The research revealed that 10X companies and their comparisons had a fairly even playing field when it came to luck. What set them apart wasn’t the amount of luck that they had, but what they did with the hand they were dealt.

Making the Most of Luck

Some people see luck as the only explanation for massive success; others see luck as a non-factor. But the research found that neither extreme holds true. Some companies and some people are indeed luckier than others—people can be born into better circumstances with many more opportunities. However, luck can’t carry you all the way through to success. Whatever luck you get requires action on your part to determine the outcome.

  • Example: Bill Gates can be considered incredibly lucky: He was born into a well-off family, had a private school education, grew up when personal computers were on the rise, and happened to see a magazine cover story that planted the idea for a product. However, many others had the same kind of luck when it came to their background, and not a lot of people achieved Gates’s level of success. Gates set himself apart by taking an idea and running with it—he dropped out of college, uprooted himself to another state, and worked round the clock to build a company. 

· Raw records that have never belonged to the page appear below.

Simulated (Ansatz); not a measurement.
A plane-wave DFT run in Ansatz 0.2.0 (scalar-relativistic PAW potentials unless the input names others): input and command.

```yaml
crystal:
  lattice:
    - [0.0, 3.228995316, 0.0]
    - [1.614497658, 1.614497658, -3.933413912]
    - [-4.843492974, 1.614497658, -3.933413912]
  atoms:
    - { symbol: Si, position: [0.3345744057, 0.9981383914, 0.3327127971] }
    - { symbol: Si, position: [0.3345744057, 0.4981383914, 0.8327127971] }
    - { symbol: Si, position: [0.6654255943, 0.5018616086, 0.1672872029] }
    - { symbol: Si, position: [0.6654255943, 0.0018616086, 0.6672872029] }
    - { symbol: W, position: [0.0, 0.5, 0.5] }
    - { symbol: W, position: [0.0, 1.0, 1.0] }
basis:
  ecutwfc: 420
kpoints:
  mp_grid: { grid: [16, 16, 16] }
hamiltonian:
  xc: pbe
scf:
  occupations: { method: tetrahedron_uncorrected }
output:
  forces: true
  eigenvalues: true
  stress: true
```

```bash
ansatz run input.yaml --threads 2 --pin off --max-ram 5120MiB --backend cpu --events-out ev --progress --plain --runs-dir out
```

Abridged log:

Put simply, 10X companies did more with the luck that they got. Whether it was good luck or bad luck, they got a higher return on their luck.

There are four possible scenarios when it comes to luck and outcomes:

1. Great return on good luck. This is when a company (or a person, like Bill Gates) has a good-luck event and uses it to their advantage. 10X companies didn’t coast on these events and instead used them to fuel growth. One of the most important types of good luck is finding the right people for your enterprise.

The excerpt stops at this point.